Federal transit buses in the United States can cost twice as much as comparable vehicles in peer countries like France and Germany, according to a new report published June 18, 2026, by the Niskanen Center. The analysis examines the pending BUILD America 250 Act, a surface transportation reauthorization bill awaiting a House floor vote, and finds that while the legislation takes meaningful steps to address inflated infrastructure costs and expand housing near transit, it needs technical refinement and broader reforms to fully deliver on its promise of improving Americans' access to jobs, services, and daily opportunities.

The report details several striking cost problems in current transit procurement. Currently, the federal government pays 85 percent of the cost of nearly every bus purchased with federal funds, no matter the price tag. Transit systems in 373 out of 412 urbanized areas rely entirely on buses, making procurement costs a critical issue. The report cites data showing that in 2024, 70 percent of bus procurements included custom features like specialized windows or transmissions, fragmenting demand and discouraging manufacturer competition. As an example of inflated benchmarks, the Metropolitan Transportation Commission in the San Francisco Bay Area set its 40-foot diesel bus benchmark at $736,000—more than double European costs. The reauthorization bill would cap federal per-bus payments to a percentage of benchmark prices based on average costs by bus length and propulsion type, but the current draft decreases the federal share from 85 percent to 70 percent over three years.
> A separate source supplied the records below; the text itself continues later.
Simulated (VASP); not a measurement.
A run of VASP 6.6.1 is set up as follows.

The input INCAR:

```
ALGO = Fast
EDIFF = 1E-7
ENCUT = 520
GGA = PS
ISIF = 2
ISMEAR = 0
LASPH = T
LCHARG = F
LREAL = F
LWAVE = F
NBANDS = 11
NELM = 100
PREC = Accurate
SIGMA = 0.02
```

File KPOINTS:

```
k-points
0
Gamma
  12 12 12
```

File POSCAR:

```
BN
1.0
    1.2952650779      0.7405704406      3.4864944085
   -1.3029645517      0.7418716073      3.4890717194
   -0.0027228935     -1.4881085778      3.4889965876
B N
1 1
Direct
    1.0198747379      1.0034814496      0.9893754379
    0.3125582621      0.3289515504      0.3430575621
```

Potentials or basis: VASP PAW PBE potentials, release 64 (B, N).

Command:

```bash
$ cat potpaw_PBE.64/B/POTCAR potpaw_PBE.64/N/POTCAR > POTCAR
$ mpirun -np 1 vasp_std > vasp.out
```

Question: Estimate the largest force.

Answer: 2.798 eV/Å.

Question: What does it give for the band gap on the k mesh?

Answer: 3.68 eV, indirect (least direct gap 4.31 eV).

The report finds that "Buy America" requirements shrink the pool of available bus manufacturers to the much smaller U.S. bus industry, while transit agencies' excessive customization further fragments demand. According to the Niskanen Center analysis, the poor incentive design of federal funding is the primary culprit: "Because they bear so little of the cost, agencies have little incentive to coordinate their purchases." The authors argue that many federally funded fixed guideway transit projects—particularly subways, light rail, and bus rapid transit—fall short of their ridership potential because local restrictions prevent new housing development nearby. The report states that the reauthorization bill's approach to controlling bus costs "is a blunt lever that would needlessly penalize agencies that have managed to control their procurement costs."

The report's analysis reveals that current federal transit grant scoring only indirectly accounts for future housing development, with housing regulations influencing at most 21 percent of final scores. The authors explain that this happens because transit agencies are only responsible for 15 percent of bus costs, giving them little reason to join forces for larger, more efficient orders. The reauthorization bill attempts to address housing near transit by adopting language from the bipartisan Build More Housing Near Transit Act, which would give projects with "pro-housing policy" near station areas a full-point boost on the five-point scoring system. However, the report identifies a critical flaw: the bill applies this boost incorrectly to the "economic development" criterion, which accounts for just 8 percent of the final score, rather than to the overall project score where it would be meaningful. The report also highlights a promising provision allowing Amtrak to develop station-area properties and capture land value appreciation directly, modeled on successful Japanese railway companies that build homes and shopping centers around stations without additional taxpayer funding.

The Niskanen Center recommends that Congress set bus cost benchmarks at a lower percentile—such as the 25th percentile of national purchases—rather than the average, to better proxy for uncustomized costs. The report calls for tying the bulk of transportation formula funding to population or housing growth in metro areas, a provision currently absent from the bill. The authors argue that building more housing near existing transportation facilities operating under capacity is "a great way to expand access to opportunity—likely at a lower cost to taxpayers than building new transportation infrastructure." With surface transportation reauthorization happening at best twice a decade, the report concludes that Congress must preserve the bill's best provisions while sharpening their execution and extending reforms to areas the current legislation leaves unaddressed.